Home > Divrei Torah > Parashat Shemot

Parashat Shemot

January 8, 2007

By Charles R. Lightner

‘. . . but the bush was not consumed’

Perhaps no single phrase in our history has been so influential as that included by Moses in his formulation of the Shema: ‘Adonai Echad.’ We can trace the development of the basic monotheistic idea in our texts over time in a fairly straightforward way. That there exists only one God, however, does not express the full range of meaning our sages have found in the phrase ‘Adonai Echad.’

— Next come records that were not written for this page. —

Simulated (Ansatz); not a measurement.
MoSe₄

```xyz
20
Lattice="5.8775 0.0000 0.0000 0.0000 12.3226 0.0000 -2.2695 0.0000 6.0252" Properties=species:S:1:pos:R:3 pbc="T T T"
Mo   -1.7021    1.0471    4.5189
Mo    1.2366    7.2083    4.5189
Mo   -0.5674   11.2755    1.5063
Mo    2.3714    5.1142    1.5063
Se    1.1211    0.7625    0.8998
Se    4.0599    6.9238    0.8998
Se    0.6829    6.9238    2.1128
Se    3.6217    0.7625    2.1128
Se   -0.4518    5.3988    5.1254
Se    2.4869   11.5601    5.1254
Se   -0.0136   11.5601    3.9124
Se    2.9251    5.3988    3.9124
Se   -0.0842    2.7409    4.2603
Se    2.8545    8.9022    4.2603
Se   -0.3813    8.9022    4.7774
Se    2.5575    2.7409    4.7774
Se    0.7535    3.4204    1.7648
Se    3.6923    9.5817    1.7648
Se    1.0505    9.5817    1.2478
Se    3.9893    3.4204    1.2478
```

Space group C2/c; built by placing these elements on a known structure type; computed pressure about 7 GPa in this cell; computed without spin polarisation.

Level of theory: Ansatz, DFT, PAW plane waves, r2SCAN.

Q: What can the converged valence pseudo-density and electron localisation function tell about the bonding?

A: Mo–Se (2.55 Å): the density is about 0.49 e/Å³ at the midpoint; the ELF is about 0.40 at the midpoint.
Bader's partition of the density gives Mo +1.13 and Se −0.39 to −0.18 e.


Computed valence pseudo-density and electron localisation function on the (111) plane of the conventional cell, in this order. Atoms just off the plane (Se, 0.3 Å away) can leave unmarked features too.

The phrase can also be read as describing an attribute of God i.e. oneness or unity. Read alongside Exodus 3:14 ‘And God said to Moses, ‘I Am that I Am’. . .’ it can convey the idea of pure existence or beingness. It also anticipates Isaiah 6:3 ‘The whole earth is filled with His glory.’ That God is both immanent and transcendent is a fundamental concept of our tradition, especially our mystical tradition. If we then read Malachi 3:6, with the author of the Toldot Yaacov Yosef, as: ‘I am God, I do not change’ it is possible to create a proposition that: a) everything is a manifestation of God, b) God does not change, and therefore, c) nothing truly changes.

In other words: ‘. . . but the bush was not consumed.’

What happened to Moses at the burning bush?

First, we are told that ‘an angel appeared to him in a flame of fire.’ Then, ‘he looked and suddenly, the bush was ablaze but the bush was not consumed.’ How was it that the angel appeared to him before he had actually turned to look? Rashi suggests that the messenger may have appeared in ‘the heart of a fire.’ Without doing too much grammatical damage to the commentary we might read this ‘ as does the mystic, Abraham Abulafia – as ‘a heart of fire’ or in other words as an inspiration.

Moses was inspired to turn and to observe the burning bush. The notion of the message being an inspiration is reinforced by the interior monologue that follows: ‘Let me go aside and see this great sight, why does the bush not burn?’ It was only when Moses had acted on his inspiration; only when he had turned and observed, that ‘God called out to him . . .’

What was God’s call? Initially it was only Moses’s name. God said from within the bush, ‘Moses, Moses.’ Why did God need to call his name twice? Did Moses need to be called twice to recognize that it was God Who was calling him, or perhaps even to recognize that he was being called?

Perhaps that moment between the first calling of his name and the second was a moment of further inspiration for Moses; a moment when all else ceased to exist for him; a moment of supreme clarity; a moment of realization of the nature of both God and creation; a realization that would later be expressed in his teaching in Deuteronomy. But what might have triggered this further realization? Could it have been simply the heat of the fire!

Was it literally true that the bush was not consumed or did Moses the shepherd, accustomed to long nights in the cold desert, realize that the physical substance of the bush had become the energy of heat; that it had not been consumed, only transformed.

Did this intuition of the attribute of nature that we know today as The Law of Conservation of Matter and Energy, create in Moses’ consciousness the ability to intuit a similar unity and constancy in the nature of God?

Did this flash of understanding, fragile and tentative as it might have yet been, create in that place such a ‘singularity’ that God called the ground itself holy? Was it the heat of this fire that came to create an understanding in Moses that allowed him to communicate with God in a way that no other could?

Did the first calling of Moses’ name literally stop him in his tracks and reorder his understanding of his world and his God? If so, how can we imagine the second? How might God have called his name after Moses’ world had been so dramatically changed? We might imagine the first as a sharp call to attention and the second as the soft beckoning of an understanding parent.

Whether or not there was this second flash of understanding, this leap from an intuition of nature to an intuition of the nature of God, one thing does seem clear. Moses acted on his initial inspiration before he was called by God, before God identified Himself, before it was said that the ground was holy.

The single prophet standing before a burning thorn bush foreshadows not only the theophany at Sinai but also the response of the people ‘Na’aseh v’nishmah’ ‘ We will do and we will listen.